Duluth vacation rental rules; social-studies curriculum upheld; good winter for northern trees; telecommuting defended; crackdown on bartenders; and more.

The story … of the farce … gets more interesting … At the Strib, Jean Hopfensberger writes:  “The botched projections showing that electronic pulltab sales would explode in Minnesota and immediately start paying for a new Minnesota Vikings stadium were based largely on estimates made by gambling businesses with a vested interest in the new but untested form of charitable gaming, the Star Tribune has found. Sales estimates were based on different kinds of gambling devices played in other states, made by national gambling equipment managers and vendors, according to e-mails obtained by the Star Tribune. Express Games MN, the first e-game vendor approved by the Minnesota Gambling Control Board, reviewed and analyzed the sales estimates that were part of the final stadium legislation. Charities selling the games had little input into the projections.” What is this, New Jersey or something?

Duluth is cracking down on vacation rentals. Mike Creger of the News Tribune reports: “Joel and Joy Johnson made a bit of history this month when their application for an interim-use permit was OK’d by the Duluth Planning Commission. The couple was adhering to new city rules for what are commonly known as vacation home rentals. They own a duplex on Park Point that they rent out for short-term rentals, and they were the first on a growing list of owners applying for the permit. … In Duluth, as in other places, vacation rentals had been regulated by the same rental rules used by landlords renting long-term. The task force recommended state and local laws with specific language on shorter-term vacation rentals, which pose unique problems of parking, noise and unfamiliarity with local rules — an example being vacationers on Park Point unaware of when the beach is closed.”

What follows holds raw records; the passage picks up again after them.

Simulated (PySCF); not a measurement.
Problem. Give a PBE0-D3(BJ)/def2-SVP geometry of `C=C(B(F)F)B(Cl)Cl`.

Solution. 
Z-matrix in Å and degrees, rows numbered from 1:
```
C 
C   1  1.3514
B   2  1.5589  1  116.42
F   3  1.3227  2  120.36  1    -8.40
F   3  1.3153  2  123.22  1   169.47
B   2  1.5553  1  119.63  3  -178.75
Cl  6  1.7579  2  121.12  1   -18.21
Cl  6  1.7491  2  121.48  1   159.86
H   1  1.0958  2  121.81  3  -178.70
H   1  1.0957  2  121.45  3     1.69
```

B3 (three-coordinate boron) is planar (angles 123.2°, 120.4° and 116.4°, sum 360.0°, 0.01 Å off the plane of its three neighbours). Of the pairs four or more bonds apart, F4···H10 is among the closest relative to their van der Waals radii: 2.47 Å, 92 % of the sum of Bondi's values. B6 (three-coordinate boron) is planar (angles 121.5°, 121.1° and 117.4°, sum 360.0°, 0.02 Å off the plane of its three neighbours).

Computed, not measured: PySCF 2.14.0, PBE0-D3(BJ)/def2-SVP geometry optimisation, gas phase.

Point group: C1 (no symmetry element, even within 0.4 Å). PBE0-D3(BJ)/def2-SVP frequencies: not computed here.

The ruling is that, no, the curriculum is not “liberal” and “anti-American.” The Strib’s Jim Ragsdale says: “Minnesota schools are free to implement new standards for teaching social studies after a judge ruled against critiques that the curriculum reflected a liberal and ‘anti-American’ bias. Administrative Law Judge Barbara Neilson’s decision in the ideological battle over competing views of how to teach the American story called the new standards ‘needed and reasonable.’ She ruled that they can be adopted as planned for the 2013-2014 school year. … The argument over ‘American exceptionalism’ [had] … conservatives contending the standards downplay America’s strengths, while the department argued that students must learn of America’s struggles as well as its strengths. The critics found persistent ‘liberal bias’ throughout, but the department said it relied on research, not interpretations of religious texts.”

Not that it’s over or anything, but  it may have been a good winter way up north. At MPR, Paul Huttner says: “Only in Minnesota would you consider temps below -40F and deep snow ‘good weather.’ But if you’re a tree in northern Minnesota, that’s exactly what you’d be thinking now about the ‘real winter’ of 2012-’13. Extreme cold below -40F can kill ‘invasive pests’ that harm our northern conifers. Deep snow cover helps protect root systems from the deep freeze. Northern Minnesota has endured multiple nights of -40F or colder this winter.”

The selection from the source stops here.